It’s a funny time of year in the world of classrooms. There’s a tendency to give up on certain students who appear to be purposefully entrenched in bad habits, both academically and behaviorally.
Giving up is not a professional option, but redistributing the teaching efforts towards those that are ready to learn may be a necessary strategy for maintaining sanity and conserving dwindling emotional reserves. Teachers can start to run a bit low this time of year.
But do miracles happen after mid-year? Yes.
I spent a good part of last year trying to convince a student that his number one problem was that he didn’t think he had a problem. But, late in the fourth quarter he had an epiphany, and all of a sudden – he was ready to learn.
A few years back I had a similar situation, but the student talked his parent into transferring him out of my class (without consulting me).
Well, my life got easier, in fact the whole class seemed to breathe a sigh of relief.
It’s hard on the class when you have a resistant learner negatively impacting the learning environment. I still see this student occasionally, and I’m interested in his life. I still haven’t given up on him, but I don’t have to be confronted daily with his opposition to learning.

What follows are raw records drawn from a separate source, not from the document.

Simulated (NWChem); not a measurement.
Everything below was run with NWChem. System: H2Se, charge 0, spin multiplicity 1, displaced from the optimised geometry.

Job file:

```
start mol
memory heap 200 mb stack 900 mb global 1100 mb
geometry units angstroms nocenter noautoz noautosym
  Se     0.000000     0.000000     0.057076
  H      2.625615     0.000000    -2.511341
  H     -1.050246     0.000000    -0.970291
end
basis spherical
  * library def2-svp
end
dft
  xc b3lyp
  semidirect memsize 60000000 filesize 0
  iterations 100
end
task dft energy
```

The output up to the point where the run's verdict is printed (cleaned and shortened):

Teaching is a balance between being fair, being realistic, being hopeful, and being able to muster the emotional where-with-all to herd a group of learners through a full school year. Some students are more difficult and draining, and sometimes they can obscure the students who are making the daily effort, overcoming difficulties, and finding ways to “get ‘er done!” It’s easier to focus on the trials rather than the triumphs, but both are real.
Winter gives way to Spring. Soon students and teachers will find relief and renewal in Spring Break. Hang in there fellow educators, and all of you who feel like you’re at the end of your rope. Tie a knot and hang on! Help is on the way.
(Get some rest. Take a nap. Go to bed early. Tomorrow is another day, and new strength is just a dawn away.)